The liquidity challenge in the power sector still persists, and it is unlikely that the government is going to increase the tariff anytime soon. What else can be done to solve the challenge?

It’s a difficult question because again, as you rightly indicated, it is balancing affordability and commercial viability. To the extent that there is a gap that exists, without looking to address that gap, it means that the market shortfall just continues to grow.

Unfortunately, it continues to grow at a future risk for future generations of electricity consumers as well as the tax payers because that gap must be addressed. Energy that has been delivered must be paid for; the services and obligations in the market must be paid for. So, it is a challenge that we cannot run away from and that must be tackled.

Is there any way all the stakeholders in the sector are working together to solve this problem?

Yes, the Federal Government has come up with a power sector reform programme, and substantially, we believe that the PSRP is the way forward.

The PSRP, as was approved by the Federal Executive Council in its originality, holds the key to going forward in terms of ensuring that good governance is injected into the sector and that a certain level of energy is available; Also, putting in place the transparency that is necessary to make sure that all the market players do the activation of contracts which is fundamental to the commercial viability and future growth of the power sector.

So, if the PSRP, as originally envisioned, is implemented, then we will see the light at the end of the tunnel.

It does not appear that there will be significant capital expenditure by the core investors in the distribution and generation companies. They said that banks were not willing to lend to them because some of them have not paid up the acquisition loans they got. So, what becomes of the sector almost five years after the privatisation?

Indeed, the operators, and rightfully so, are concerned that right now within the context of what the market is, there is no line of sight to the recovery of their investments, not to talk of any return on their investments. That is because, again, the nature of the market – the financial crisis – precludes that possibility.

Indeed, if you have the amount of debt that the Discos have, which is in excess of N1.3tn, and you are not able to show the banks how you intend to address that debt (the market shortfall) as well as how you intend to sell your product at a price that will allow for you to pay the loan that you took from them, certainly no bank will touch you.

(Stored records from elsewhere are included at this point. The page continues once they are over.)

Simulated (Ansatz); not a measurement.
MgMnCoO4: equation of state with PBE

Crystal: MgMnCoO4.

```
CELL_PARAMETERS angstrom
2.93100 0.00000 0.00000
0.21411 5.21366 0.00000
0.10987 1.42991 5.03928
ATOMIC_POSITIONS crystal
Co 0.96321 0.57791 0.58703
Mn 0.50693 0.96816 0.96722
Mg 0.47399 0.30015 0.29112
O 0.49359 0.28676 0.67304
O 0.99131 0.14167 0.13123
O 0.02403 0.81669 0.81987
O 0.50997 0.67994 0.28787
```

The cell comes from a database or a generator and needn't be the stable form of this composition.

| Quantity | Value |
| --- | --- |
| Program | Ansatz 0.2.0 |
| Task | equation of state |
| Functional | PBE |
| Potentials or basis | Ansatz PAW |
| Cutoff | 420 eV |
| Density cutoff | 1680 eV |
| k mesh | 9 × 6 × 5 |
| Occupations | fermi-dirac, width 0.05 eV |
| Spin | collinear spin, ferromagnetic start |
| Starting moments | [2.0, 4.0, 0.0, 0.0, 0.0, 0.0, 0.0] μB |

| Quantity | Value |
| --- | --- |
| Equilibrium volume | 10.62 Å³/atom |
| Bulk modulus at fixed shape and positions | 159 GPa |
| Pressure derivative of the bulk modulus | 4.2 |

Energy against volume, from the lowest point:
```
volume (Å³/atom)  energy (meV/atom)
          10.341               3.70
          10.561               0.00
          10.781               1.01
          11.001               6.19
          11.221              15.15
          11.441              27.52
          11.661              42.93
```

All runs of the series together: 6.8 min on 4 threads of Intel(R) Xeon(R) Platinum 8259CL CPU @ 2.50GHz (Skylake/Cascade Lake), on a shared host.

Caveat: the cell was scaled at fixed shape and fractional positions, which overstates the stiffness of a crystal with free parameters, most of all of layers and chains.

And if no bank is prepared to lend you money to make investment, then you cannot inject the efficiency that the market requires for improved service delivery. One thing certainly leads to another; there is a strong inter-relationship with all of these factors.

So the starting point must be our ability to look at how we can address the tariff gap that currently exists in the market so that ultimately the Discos are able to perform the way that they need to perform.

Furthermore, if you are an investor, you are certainly not going to want to put in additional money if indeed you are in the negative. No rational investor operates like that. The ability to get your investment back as well as the return is why you are an investor.

So, it is irrational for people to keep asking why the Disco investors are not putting in more money when they cannot even recover the $1.4bn that they already put into the acquisition.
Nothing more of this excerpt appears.